Limitations of Prior Work: Directly applying single-object NVS methods to multi-object scenes leads to severe issues: incorrect object placement, deformed shapes, inconsistent appearances, and even missing objects. The fundamental reason is the lack of structure-awareness.

Key Challenge: Structural information in multi-object scenes is hierarchical—high-level object placement (position/orientation) and low-level per-object geometric appearance. The one-to-one mapping paradigm of single-object methods cannot handle this compositional complexity.

Goal: To enhance the perception of multi-object compositional structures in view-conditioned diffusion models, achieving cross-view consistent multi-object NVS.

Key Insight: Comprehensively inject structure-aware signals from three dimensions: model inputs, auxiliary tasks, and training strategies.

Core Idea: By leveraging depth/mask inputs, target-view mask prediction, and timestep resampling scheduling, the diffusion model is forced to learn global layout before local details.

Method¶

Overall Architecture¶

Based on the pretrained Stable Diffusion, the model takes an input view and a target view image pair for fine-tuning. Structure-aware features are concatenated at the input stage of the denoising U-Net, semantic information is injected via cross-attention, and the object mask of the target view is simultaneously predicted.

Key Designs¶

1. Structure-Aware Feature Amalgamation¶

The depth map and object mask of the input view are incorporated as additional inputs: - Object Mask: Normalizes the instance ID rendering map into a continuous image, providing a coarse perception of object placement and shape. - Depth Map: Encodes the relative positions and shapes of visible objects. - Both are replicated to 3 channels to simulate RGB, encoded by the VAE, and concatenated with the noisy target view image. - During inference, these can be obtained using off-the-shelf detectors like SAM + Marigold.

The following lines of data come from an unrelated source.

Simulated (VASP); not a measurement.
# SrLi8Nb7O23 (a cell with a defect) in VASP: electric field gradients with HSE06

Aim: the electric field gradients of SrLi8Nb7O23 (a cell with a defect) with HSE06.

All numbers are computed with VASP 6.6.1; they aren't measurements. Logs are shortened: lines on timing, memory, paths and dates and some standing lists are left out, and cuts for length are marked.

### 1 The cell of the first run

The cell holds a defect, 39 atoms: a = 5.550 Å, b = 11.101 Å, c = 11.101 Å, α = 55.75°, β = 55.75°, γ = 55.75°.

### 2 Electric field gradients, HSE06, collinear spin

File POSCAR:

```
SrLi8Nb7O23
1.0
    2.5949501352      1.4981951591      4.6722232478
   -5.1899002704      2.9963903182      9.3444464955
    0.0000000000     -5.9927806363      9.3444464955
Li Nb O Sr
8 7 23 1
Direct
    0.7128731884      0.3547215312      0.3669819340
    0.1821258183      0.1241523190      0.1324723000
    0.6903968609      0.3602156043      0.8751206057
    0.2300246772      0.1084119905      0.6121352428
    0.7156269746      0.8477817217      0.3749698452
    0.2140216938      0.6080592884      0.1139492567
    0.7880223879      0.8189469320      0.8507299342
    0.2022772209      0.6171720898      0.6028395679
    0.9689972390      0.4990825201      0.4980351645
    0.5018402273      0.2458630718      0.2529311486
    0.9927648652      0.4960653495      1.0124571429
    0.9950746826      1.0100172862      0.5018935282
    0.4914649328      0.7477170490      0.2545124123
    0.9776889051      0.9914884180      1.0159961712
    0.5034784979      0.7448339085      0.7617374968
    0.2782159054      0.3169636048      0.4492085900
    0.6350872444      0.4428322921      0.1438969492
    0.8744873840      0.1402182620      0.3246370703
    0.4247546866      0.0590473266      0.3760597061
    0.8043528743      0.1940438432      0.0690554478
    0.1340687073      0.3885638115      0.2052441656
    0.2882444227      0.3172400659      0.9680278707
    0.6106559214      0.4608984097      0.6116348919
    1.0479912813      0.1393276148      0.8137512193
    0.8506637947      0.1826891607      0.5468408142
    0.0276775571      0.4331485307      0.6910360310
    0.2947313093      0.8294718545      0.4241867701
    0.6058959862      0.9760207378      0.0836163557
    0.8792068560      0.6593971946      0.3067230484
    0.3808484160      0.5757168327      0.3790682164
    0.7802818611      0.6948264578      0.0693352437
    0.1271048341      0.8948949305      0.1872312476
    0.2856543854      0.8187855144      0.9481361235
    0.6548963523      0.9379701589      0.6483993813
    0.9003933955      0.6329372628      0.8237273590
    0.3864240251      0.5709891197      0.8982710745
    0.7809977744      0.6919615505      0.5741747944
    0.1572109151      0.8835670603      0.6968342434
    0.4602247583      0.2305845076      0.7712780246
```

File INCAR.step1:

The modified learning objective is: \(\mathbb{E}[\|\epsilon_\theta(\alpha_t x_0 + \sigma_t \epsilon, t, C_{SA}(\hat{x}_0, R, T, \hat{D}, \hat{M})) - \epsilon\|^2]\)

2. Auxiliary Target-View Mask Prediction¶

Analogous to the concept of classifier guidance, target-view object mask prediction is introduced as an auxiliary training task: - The mask predictor extracts features from the last layer of the denoising U-Net, conditioned on the noisy image \(x_t\), timestep \(t\), and structure-aware features. - Joint training loss: diffusion reconstruction + \(\gamma \| M_{tgt} - M_t \|^2\) (\(\gamma = 0.1\)). - This forces the model to explicitly learn "where objects should be placed in the target view."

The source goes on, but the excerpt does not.